The plan never came to fruition. Hurricane Ike cut a swath through Texas; the Astros' schedule was thrown into a state of chaos; and the team failed to make the playoffs despite going 36-18 in August and September. The Astros pulled a contract offer to Wolf that winter when the economy went south, and he signed with the Dodgers as a free agent.
Wolf's 2008 trade experience taught him that there's a right way and a wrong way to try to blend in with a new team.
"The one thing you don't want to do is try to fit in too fast," he said. "If you're an idiot, guys are going to think, 'Oh man, who's this guy?' The best approach is to just be yourself and let things evolve. Eventually, you'll be part of the team and you'll be fine."
Big game Hunter
Phillies outfielder Hunter Pence lived a similar trade odyssey last year with Houston. He made the All-Star team in 2011, and, in the player media availability sessions, reporters from the cities in the trade mix for him kept dropping by his table and asking, "How would you feel about playing for [insert team here]?"
As July dragged on, Pence grilled the Astros beat writers daily for the latest rumors and speculation. He was in a state of limbo until July 29, when he was standing in left field at Minute Maid Park and teammate Jason Michaels trotted out to his position to take his place. Just like that, Pence's eight-year affiliation with the Houston franchise was severed.

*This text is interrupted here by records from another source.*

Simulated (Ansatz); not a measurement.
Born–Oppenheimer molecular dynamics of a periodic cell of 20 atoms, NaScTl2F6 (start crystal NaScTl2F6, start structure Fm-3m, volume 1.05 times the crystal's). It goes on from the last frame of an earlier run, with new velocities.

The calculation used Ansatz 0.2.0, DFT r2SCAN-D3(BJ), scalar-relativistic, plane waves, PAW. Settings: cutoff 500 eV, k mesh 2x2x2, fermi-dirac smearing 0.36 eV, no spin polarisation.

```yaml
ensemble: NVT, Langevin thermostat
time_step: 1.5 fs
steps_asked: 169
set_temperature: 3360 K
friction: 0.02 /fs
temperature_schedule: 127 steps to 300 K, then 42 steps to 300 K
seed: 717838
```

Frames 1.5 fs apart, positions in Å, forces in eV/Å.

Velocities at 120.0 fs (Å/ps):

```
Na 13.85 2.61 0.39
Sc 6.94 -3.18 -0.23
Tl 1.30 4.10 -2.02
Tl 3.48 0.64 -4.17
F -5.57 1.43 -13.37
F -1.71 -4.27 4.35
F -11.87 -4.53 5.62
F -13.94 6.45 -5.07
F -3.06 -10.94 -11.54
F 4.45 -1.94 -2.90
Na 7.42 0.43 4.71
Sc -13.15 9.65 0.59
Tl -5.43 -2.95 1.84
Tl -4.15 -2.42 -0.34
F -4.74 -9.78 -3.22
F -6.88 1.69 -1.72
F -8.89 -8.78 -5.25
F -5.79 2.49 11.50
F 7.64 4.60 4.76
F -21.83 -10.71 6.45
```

"You feel bad," Pence said in hindsight. "You love a lot of those guys because you've spent so much time battling with them. You spend more time with your teammates than you do with your family, so, when you're leaving them, it's emotional."
The Phillies and Astros have made several trades in recent years, so Pence had a head start on his Philadelphia reconnaissance. Before leaving Houston, he received a primer from teammates Michael Bourn and Brett Myers, who raved about the atmosphere in the Phillies' clubhouse and the passion of the fans. The next day, Pence arrived at Citizens Bank Park to find former Houston teammates Brad Lidge and Roy Oswalt to help ease his transition. He also caught a major break when his sister, through a friend, was able to hook him up with a nice apartment in the city.
Pence's first few days in Philadelphia were a whirlwind. His equipment failed to arrive in time, so he wore a borrowed set of spikes that were a half-size too small. He also changed his uniform number from 9 to 3 in deference to Phillies prospect Domonic Brown. But when Pence went out to right field and the crowd serenaded him with cheers and waved signs riffing on the "Pence/Penns" wordplay, he felt right at home. "I got chills," he said after his first game.
A day later, Pence scored the winning run against the Pirates. In the postgame interview with broadcaster Gary Matthews, he blurted out the observation, "Good game. Let's go eat!" He had barely arrived in Philly when his accidental catchphrase was emblazoned on a T-shirt.
A year later, Pence is almost back to square one. The Phillies are in last place in the NL East; he is scheduled to make at least $13 million next year; and his name is again making the rounds in trade speculation. He is doing his best to ignore it.
"I want to play here, period," Pence said this week. "I want to win this year. I still believe in us, and that's what I'm focused on. What if I die tomorrow? I'm not guaranteed another breath. So I'm going to go out and play as hard as I can today with what I've got."
Getting the news
Players on the trade block never know precisely when the news will come, or from which source. In July 2003, Ludwick received word from Texas manager Buck Showalter that he had been traded to Cleveland for Shane Spencer and Ricardo Rodriguez. Two years ago, a reporter called him and told him St. Louis had just dealt him to San Diego as part of a three-team trade.
Last year, Ludwick achieved a career July trade hat trick with a deal to Pittsburgh. But he hit only .232 with two homers for the Pirates, and the team faded from contention down the stretch. When Ludwick signed with Cincinnati as a free agent in February, the Reds became his eighth organization in 12 seasons.
Unlike Pence and Wolf, who are single, Ludwick is married with a young son. He considers himself fortunate that his wife, Joanie, is flexible enough to help him navigate the challenges of apartment hunting and the other logistical hurdles that comes with trades.
"She's a soldier," Ludwick said. "I don't think the wives get enough credit in this sport."
For the Ryan Ludwicks of the world, each successive move drums home the realization that baseball is, first and foremost, a business. Players have a tendency to take the first trade personally. The more it happens, the easier they roll with it.
"I've been around enough teams now that I'm going to know at least five or six guys wherever I go," Ludwick said. "The first time it happens, it can be an uncomfortable feeling. You walk into a team halfway through the season, and, if you get traded to a contender, they've been playing pretty good. Now you're messing with that chemistry. You're the new kid on the block, trying to make friends and get to know guys.
"Sometimes you can put on a little extra pressure on yourself to perform, too."
Barring some strange, unforeseen turns of events, Ludwick will be staying put this year. But the end of July doesn't necessarily bring peace of mind and security. Jeff Conine, the aforementioned Mr. Marlin, was traded in August of 2003, 2006 and 2007 to contending teams in need. In baseball circles, he became known as the patron saint of post-non-waiver-trade-deadline dislocation.
Unless a major league player is a superstar or has a complete no-trade clause, no skill is more important than the ability to adjust. And there's never a time to exhale.